BrownStones

March 2023 El Portal Web feature by Leslie Armstrong

Leslie Armstrong has published three books: The Little House, Collier
Macmillan (1979); and Space for Dance: An Architectural Design Guide
(1984), and in 2020, Girl Intrepid: A New York Story of Privilege and
Perseverance, a memoir.)

Brownstones by Leslie Armstrong

I am a city girl. Houses for me have generally been apartments that are part of or added to New York City brownstones—named such for the inexpensive sandstone with a high concentration of iron that was used to clad the facades of many late-nineteenth century New York row houses. Some of the houses where I lived were floor-throughs, others the front or back half of a floor; one was a floor added to an old tenement building. My mother’s taste colored each of the houses I lived in as a child. Then my love of design and my commitment to modernism in general (but not in the particulars) determined the function and “feel” of the houses I created within these various brownstone types and lived in as an adult.

One Primus Avenue, Phillips Street, Boston, MA

Here I spent the first seven years of my life. One Primus Avenue was a stepped alley off Phillips Street that opened on to a series of entries to apartments on either side. Ours was a duplex that was dark and dingy and, at the same time, spacious. On the upper entry level, my parents’ and my bedrooms flanked a short hall ending in an arched opening that gave on to what I then perceived as a huge, double height living room. A narrow stair with a wrought-iron railing led down a side wall to the living room floor. At the bottom of the stairs, huge windows gave on to the concrete paving of a courtyard that would be better described as a glorified airshaft. Centered on the opposite wall was a tall fireplace with its chimney breast tapering as it reached the ceiling. High clerestory windows on either side of the chimney breast gave on to the alley that was Primus Avenue and admitted a few rays of sun for several minutes each day. My parents’ books filled two tall, inset bookcases below each window. Two stubby yellow love seats and a low, square, oak Parsons table with a red leather inset panel were centered on the fireplace.

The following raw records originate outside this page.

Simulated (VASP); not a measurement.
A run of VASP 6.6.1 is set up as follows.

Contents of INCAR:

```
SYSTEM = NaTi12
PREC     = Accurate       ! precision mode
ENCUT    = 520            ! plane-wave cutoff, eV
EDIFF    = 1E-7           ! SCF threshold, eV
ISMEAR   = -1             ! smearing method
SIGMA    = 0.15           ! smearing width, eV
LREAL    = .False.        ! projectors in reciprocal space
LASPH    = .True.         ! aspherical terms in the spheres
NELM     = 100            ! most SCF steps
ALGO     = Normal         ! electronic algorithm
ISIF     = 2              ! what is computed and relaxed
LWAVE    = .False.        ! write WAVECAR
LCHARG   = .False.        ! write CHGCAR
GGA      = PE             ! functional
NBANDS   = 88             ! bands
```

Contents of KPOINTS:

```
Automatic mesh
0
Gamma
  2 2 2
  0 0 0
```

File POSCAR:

It was a party room, and my hard-working young parents – my father was a doctor and my mother, a lawyer – had plenty of parties. What I cherished most about this room, and this apartment, was that it was the only environment in which I experienced my parents together and us living as a family. The summer I was seven my parents had divorced. My life in Boston was over. My mother, close to broke, was moving us to New York, where she had been raised. She would have to find a new job as a lawyer, not easy for a woman in the late 1940s. My father was moving to Chicago.

145 East 62nd Street

We took a taxi from La Guardia airport to our new apartment on East 62nd Street—then, a blue-collar Italian neighborhood just two blocks north of Bloomingdale’s. It was dominated by the relentless rattling and rumbling of the Third Avenue el. Our apartment was on the top floor of two contiguous, very narrow brownstones and was composed of four rooms connected by a U-shaped corridor: a double sitting room in front, on the street, which functioned as a living room/library (the two yellow sofas from Boston were combined into one for that room), a sort of dining room/guest space/study, and two bedrooms in back overlooking the gardens and into the rear windows of the Barbizon Hotel for Women. There was one for me done up in red-and-white candy stripes, and at the end of the hall was my mother’s room with its wall of mirrors and built-in mirrored dressing table and its ingenious parallelogram-shaped desk nestled into the bay window. A kitchen, breakfast area, and bathroom were in the middle. I was pleased to see that at least one of the double-ended mahogany beds that had been in my room in Boston had made it to New York. Although I missed the big living room in Boston (and my school, and my friends, and my father), I could tell, even as a little girl, that there was something special about our new little apartment. It was cheerful and full of light. More than that it was a triumph of space planning and decorating on the part of my mother and her interior designer, Horace Terrell. But neither Mr. Terrell’s genius nor my mother’s taste could compensate for me for the loss of family and place that I had had in Boston.

242 East 62nd Street

When I was fourteen, my mother, who had finally found paying work as a lawyer and not as a secretary, wanted to move to a larger apartment—actually, to buy a house. She zeroed in on a sixteen-foot-wide brownstone on 62nd street east of Third Avenue. There was a duplex apartment on the bottom that had been built to the full depth of the hundred-foot lot, with an open patio in the middle and a glazed corridor along one side and three small floor-through apartments above. The duplex was accessed from an areaway at the front of the house, and the rental apartments above were accessed from the stoop. These would give my mother rental income to help pay the mortgage and carrying costs of the house.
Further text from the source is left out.